Thursday, January 29, 2009

The Machinations Have Begun

State employees have begun their defense against possible budget cuts with the release of poll results under the headline "Voters Value Connecticut Public Service Workers and Services--No Appetite for Layoffs or Cuts." The first thing to notice is that for the purposes of the polling questions they are "public service workers" rather than "state employees." The second thing to notice is that the poll asked respondents whether they'd like to see service cuts in health care, education or road maintenance (the answer of course was no) or layoffs (again, naturally no one likes to see other people get laid off). One question that wasn't asked of the Connecticut public is something along the lines of "Would you support a one-year freeze on state employee salaries and other compensation?" This question might have yielded more interesting results and gotten closer to the truth of the way people feel. But why conduct a poll if you can't direct the results in your favor?

Tuesday, January 20, 2009

Watching at the Office

It was an interlude from another time: a group of office workers gathered around a portable television picking up a nearby signal through rabbit ears. At first there were jokes—about Aretha's hat, Diane Feinstein's political address, W's wistful, out-of-touch serenity. But then as the new president began his address, we grew rapt and quiet, each of us in our own way taking in the moment and the message we were hearing. Was it a great speech? It was great enough. It made a clean break from the ugliness of the last several years, and it promised great things if we would only work to attain them. There are those who will not get the message (Wall Street chief among them), but millions in this country and billions around the world will now move forward with a new image of America in their heads—a place of understanding and open-handed pragmatism animated by the belief that our many strengths can serve the world well.

Friday, January 16, 2009

Donovan Hires Amann

This can only be the result of a bet, a dare or a serious bout of drinking. It bespeaks the total lack of regard these two men have for their colleagues (who will inevitably have to wear some of the stink the hiring has created), their constituents (who surely didn't vote them in for this) and the taxpayers of Connecticut (who they clearly despise). This is absolutely the wrong thing to do at the wrong time and very much at odds with the mood that has to prevail in the State Capitol right now. How can they not see this, or be advised by someone who does see it? I thought Gov. Rell's appointment of the pro wrestling maharani wouldn't be topped for some time, but this is far worse. This is very nearly a crime.

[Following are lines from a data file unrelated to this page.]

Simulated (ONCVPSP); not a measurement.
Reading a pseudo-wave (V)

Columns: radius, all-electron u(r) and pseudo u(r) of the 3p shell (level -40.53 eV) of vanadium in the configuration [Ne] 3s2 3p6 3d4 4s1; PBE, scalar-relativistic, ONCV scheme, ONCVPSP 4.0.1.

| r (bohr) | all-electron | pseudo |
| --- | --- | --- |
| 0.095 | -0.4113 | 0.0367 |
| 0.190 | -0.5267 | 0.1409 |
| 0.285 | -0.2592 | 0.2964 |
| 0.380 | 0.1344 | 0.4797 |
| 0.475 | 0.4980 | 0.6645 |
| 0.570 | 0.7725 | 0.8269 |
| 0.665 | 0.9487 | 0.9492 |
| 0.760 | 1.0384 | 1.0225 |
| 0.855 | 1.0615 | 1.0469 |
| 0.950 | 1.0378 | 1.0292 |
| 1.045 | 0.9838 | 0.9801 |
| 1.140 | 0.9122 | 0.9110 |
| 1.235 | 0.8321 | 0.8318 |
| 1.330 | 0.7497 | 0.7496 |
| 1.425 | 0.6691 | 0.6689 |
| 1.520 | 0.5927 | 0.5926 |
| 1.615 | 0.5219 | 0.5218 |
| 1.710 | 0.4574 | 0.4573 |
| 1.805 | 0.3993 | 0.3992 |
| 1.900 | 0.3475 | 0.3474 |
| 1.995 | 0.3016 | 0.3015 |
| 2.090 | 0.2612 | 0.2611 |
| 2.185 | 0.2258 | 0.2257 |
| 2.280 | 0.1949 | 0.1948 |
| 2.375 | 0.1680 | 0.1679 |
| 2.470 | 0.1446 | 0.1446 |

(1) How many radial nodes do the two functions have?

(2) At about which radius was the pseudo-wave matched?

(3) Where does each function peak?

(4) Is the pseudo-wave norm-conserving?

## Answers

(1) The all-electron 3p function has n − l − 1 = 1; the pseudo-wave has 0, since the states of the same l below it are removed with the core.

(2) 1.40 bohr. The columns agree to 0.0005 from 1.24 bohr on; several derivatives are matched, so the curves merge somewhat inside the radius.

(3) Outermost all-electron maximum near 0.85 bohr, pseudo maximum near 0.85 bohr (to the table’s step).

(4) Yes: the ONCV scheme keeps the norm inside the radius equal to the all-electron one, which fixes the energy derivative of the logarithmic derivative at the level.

Thursday, January 15, 2009

Rell Rumble

Can the end of days be so near at hand? I wondered this as I read that Linda McMahon, chief executive of Stamford-based World Wrestling Entertainment has been nominated for a spot on the state Board of Education by Gov. Rell. For years, the WWE has done everything in its power to make America a stupider, more brutal society. It has promoted vulgarity, sexual stereotypes, steroid-fueled aggression and 2nd-grade-level humor in order to keep wrestling (wrestling!) at the forefront of our entertainment menu. Clearly, Linda McMahon has had a hand in all of this. If she truly has any concern for young people, she shouldn't sit on a state board, she should work to shut down her own company. And who in God's name pressed Rell to make this amazing decision?

Monday, January 12, 2009

State Budget: Here's Why It's Difficult

In the midst of a fiscal crisis, Connecticut's Republican legislators have proposed delaying binding arbitration for state employee contracts until June. Under the circumstances, and given the many sacrifices being made in the private sector, this does not seem an unfair thing to ask. Yet today, here come the state employee unions, appalled that they could be treated so shabbily. A statement from CSEA/SEIU Local 2001 says in part: "Connecticut needs real solutions that don't dismantle the public services on which Connecticut's residents rely more than ever." Who is dismantling public services? Why such a disproportionate response? I think the taxpayers of the state deserve a more measured, intelligent argument from those they employ.

Friday, January 2, 2009

Idiocracy at WTIC

In casting off Colin McEnroe, its most creative, unpredictable, wide ranging, buoyantly intelligent voice, the management at Hartford's WTIC-AM radio has struck a senseless blow to the heart of Connecticut culture. I understand that financial decisions had to be made. All media in the state are facing similar stresses. But sometimes you reach a crossroads at which you have to decide just what sort of radio station or newspaper or magazine you are going to be. WTIC reached that crossroads and decided to take the low road, the one that goes downhill to the land of the lowest common denominator, a tremendously uninteresting place governed by the endlessly repeated fears and anxieties of its commentators and listeners. Rush Limbaugh and Sean Hannity are many things, but they are never ennobling; they never challenge their listeners to go out and do or see something that might change the way they view the world or themselves. I don't want to elevate McEnroe too much; I was not a regular listener. But I do know that Connecticut needs voices like his if we are to remain a state of comparative enlightment and intelligence (and it makes no difference to me whether he is liberal or conservative). His bosses at WTIC made an idiotic decision, and they richly deserve their new reputation.